President Trump has until Sunday, October 15, to decide whether to certify that it is in the national security interests of the United States to remain in the nuclear deal between world powers and the Islamic Republic of Iran.
The president certified compliance in the Iran deal — although extremely reluctantly — before the first two 90-day deadlines, while venting that his advisers did not prepare him with an exit strategy in time. This time, however, media reports continue to indicate that the president is leaning strongly toward declaring Iran in violation of the deal.
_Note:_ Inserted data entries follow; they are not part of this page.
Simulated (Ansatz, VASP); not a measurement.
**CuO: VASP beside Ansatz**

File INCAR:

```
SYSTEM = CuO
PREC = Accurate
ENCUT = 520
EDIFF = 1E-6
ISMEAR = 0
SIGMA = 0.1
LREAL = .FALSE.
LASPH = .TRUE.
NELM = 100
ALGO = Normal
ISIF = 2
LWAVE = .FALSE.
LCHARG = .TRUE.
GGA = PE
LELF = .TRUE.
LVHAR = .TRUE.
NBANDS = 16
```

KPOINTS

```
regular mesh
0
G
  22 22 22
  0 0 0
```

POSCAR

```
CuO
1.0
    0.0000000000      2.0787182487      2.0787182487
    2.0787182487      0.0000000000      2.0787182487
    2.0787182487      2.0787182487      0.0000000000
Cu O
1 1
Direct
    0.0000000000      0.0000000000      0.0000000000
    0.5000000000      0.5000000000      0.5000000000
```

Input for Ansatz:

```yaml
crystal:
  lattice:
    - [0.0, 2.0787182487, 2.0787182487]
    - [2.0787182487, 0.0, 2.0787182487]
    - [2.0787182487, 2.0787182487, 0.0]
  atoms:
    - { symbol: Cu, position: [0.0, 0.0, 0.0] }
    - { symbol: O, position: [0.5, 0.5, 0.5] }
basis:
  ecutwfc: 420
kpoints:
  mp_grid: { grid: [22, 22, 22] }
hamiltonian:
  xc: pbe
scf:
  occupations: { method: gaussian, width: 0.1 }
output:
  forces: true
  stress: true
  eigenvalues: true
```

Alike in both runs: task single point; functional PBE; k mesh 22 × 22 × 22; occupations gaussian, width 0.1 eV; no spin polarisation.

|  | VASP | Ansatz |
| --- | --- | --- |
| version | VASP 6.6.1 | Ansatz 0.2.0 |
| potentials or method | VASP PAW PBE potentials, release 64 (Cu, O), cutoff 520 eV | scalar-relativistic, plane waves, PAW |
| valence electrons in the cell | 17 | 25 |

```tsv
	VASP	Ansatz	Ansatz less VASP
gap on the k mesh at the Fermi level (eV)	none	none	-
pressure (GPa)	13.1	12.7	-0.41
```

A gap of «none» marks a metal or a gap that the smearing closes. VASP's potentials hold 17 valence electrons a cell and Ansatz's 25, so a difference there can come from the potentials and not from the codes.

Barack Obama’s signature foreign policy “achievement” has come under intense scrutiny. Since the Iran deal, Tehran has quadrupled financial support for its Hezbollah terrorist proxy organization and reinvigorated ties with Hamas and other Islamic terrorist groups. But the regime not only supports terrorist groups, it uses its own military to assert regional dominance. Iran’s Islamic Revolutionary Guards Corps (IRGC) is fighting on the ground to defend the Assad regime in Syria, and Iranian assets have essentially taken control over affairs in Iraq. Iran has reasserted itself as a regional menace, utilizing the nuclear deal as cover to widen its worldwide footprint.
Appeasement-minded organizations told us that the deal would change Iran’s behavior for the better. It most certainly did not. If anything, Iran has pursued an even more aggressive anti-U.S. posture. Every Friday, Iranian clerics continue to lead post-prayer chants of “death to America.” In June, the regime installed a countdown clock to Israel’s annihilation. The mullahs have boosted missile development programs, and the cash-flush nation has invested millions of dollars (in unfrozen assets secured from the nuclear deal) into advancing Tehran’s military endeavors. It’s fair to conclude that the Iran deal failed to live up to its objectives, and it provided the opportunity for Iran to reassert regional dominance, as many foreign policy experts predicted. And the deal as currently structured enables Iran to develop nuclear weapons entirely unchecked.